Actually the best would be a former-less single layer rectangular edge wound coil with a copper layer on the pole core against rising inductance and better heat dissipation. Or even speakers without a coil.

... in theory true, but in practice not yet. No mater how you make the driver move, energy in must equal acoustical energy out plus heat generated. If you apply cryogenics to the voice coil the problem disappears, but that also is not likely at the moment.

Note also, that heat is also generated by current flow induced by Back EMF.

WHG
 
Look, measured thermal compression time constants and losses for some drivers

https://www.jblpro.com/ProductAttachments/tn_v1n18.pdf
Thanks! An excerpt:
The JBL drivers and the large voice coil diameter EV driver (EVX-150)
show only a maximum of 1 dB of compression. This performance is significant, in that many musical high level peaks are of relatively short duration. The smaller diameter voice coil EV drivers show considerable compression, up to 3 dB, during the first 4 seconds, which would be quite audible on program. In the case of the TAD driver, demagnetization of the
motor structure takes place almost immediately, resulting in a final reduction in output of about 7 dB.
3dB thermal compression I understand, this occurs when voice coil becomes twice as hot as room temperature, say 600K. (A paper voice coil former or simple glue cannot take this temperature -- it takes sophistication to reach this amount of compression.) But temporal demagnetisation, what is this? I only read of remaining demagnetization of Alnico and neodym.
 
There are only three ...

conditions where this situation arises:

1) You under equipped the venue.
2) System levels were not set properly.
3) The Idiots are trying to make the audience's ears bleed.

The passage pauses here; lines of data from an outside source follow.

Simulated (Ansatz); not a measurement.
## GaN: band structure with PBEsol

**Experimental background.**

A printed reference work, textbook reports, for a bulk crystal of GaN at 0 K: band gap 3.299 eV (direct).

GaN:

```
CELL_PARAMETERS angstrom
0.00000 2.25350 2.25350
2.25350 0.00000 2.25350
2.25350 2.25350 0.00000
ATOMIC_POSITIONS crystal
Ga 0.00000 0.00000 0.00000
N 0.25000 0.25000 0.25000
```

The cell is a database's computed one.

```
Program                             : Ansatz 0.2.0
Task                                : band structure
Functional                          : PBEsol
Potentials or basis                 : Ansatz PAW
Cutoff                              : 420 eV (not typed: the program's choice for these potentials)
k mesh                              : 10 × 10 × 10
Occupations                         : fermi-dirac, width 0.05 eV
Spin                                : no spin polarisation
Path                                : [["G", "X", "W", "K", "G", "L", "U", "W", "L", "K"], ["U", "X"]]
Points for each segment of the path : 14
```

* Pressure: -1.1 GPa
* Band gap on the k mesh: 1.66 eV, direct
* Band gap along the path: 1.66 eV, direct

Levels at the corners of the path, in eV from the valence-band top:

Bottom line, buy some limiters and a cabinet in which to lock them down.

WHG
 
Btw, I never understood why, despite its ratio force/weight, neodynium is used : seems very fragile, the Curie point is very low, under 100°C if I remember, more easy to have permanent magnetisation loss and not the one which can be recovered when the magnett becomes cold again ! (well the only reason as designers has pointed out already at DIYAUDIO : less back print area is better for the bac-wave of the cone !)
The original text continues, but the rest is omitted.